Comment by paperplatter

2 years ago

It's not just about the data size. There are reasons your sequence can increment without a row actually being inserted.

Yep.

# Transactions that are explicitly rolled back, which have inserted to a table with an IDENTITY (or equivalent) column, almost always result in such a gap. Though if this is happening enough that it pushes the count up by an order of magnitude over time, you probably have a design problem…

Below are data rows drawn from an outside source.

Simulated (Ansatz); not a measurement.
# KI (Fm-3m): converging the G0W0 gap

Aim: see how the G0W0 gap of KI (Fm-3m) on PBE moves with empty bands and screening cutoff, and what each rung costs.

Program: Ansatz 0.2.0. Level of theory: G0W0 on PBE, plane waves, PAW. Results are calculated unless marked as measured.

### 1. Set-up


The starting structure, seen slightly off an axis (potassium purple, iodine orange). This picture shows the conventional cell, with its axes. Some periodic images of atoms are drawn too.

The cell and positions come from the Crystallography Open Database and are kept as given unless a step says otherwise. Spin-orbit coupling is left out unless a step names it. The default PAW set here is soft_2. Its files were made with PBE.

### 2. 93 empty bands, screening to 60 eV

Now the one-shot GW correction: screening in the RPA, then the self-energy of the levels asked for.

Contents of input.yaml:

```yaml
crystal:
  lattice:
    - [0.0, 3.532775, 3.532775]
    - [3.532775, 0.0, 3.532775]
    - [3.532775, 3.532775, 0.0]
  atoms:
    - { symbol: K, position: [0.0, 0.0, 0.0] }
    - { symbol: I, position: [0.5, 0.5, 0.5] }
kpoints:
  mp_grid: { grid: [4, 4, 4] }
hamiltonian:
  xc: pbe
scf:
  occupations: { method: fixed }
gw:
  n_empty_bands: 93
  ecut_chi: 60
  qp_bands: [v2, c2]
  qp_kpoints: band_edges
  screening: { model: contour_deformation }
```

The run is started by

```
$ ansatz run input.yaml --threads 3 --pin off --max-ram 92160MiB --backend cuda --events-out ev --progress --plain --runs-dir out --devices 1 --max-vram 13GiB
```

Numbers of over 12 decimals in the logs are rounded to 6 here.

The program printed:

# To reduce locking issues on the counter many DBs hold a cache of values (SQL Server allocates 1,000 at a time) in the persisted count so after a shutdown, especially an unclean shutdown, or a fail-over if using one of the clustering/mirroring/options options for HA, it is possible that most of these will be skipped. If this is happening enough to be a long-term problem than you have significant infrastructure issues. Such a cache could be per-thread/-process (IIRC it isn't in SQL Server) which is one of the reasons that IDENTITY column values can seem to be out-of-order in high concurrency environments (though you should never care about the actual order of values in such columns so that is a non-issue).

# In some DR processes where old DBs are restored, the values may be artificially updated after restore if used values might have been exposed to an external service (to avoid confusion caused is a number is used twice from the point of view of that external service). This is an extra argument against exposing internal ID values to external systems and in favour of having an additional UUID based identifier for such purposes.

# Also, though this is the most obvious one and hardly needs stating, deleted rows won't “return” their now unused number to be reused. You should scale the type based on rows expected to be inserted, not rows expected to be kept long-term.

If you are expecting hundreds of millions of rows in the lifetime of the table then a type larger than 32-bit is worth considering despite the extra storage needed in data and index pages. I'd not criticise considering it for tens of millions if you want to be more paranoid. Otherwise: 32-bit is very unlikely to not be fine, and 64-bit overkill.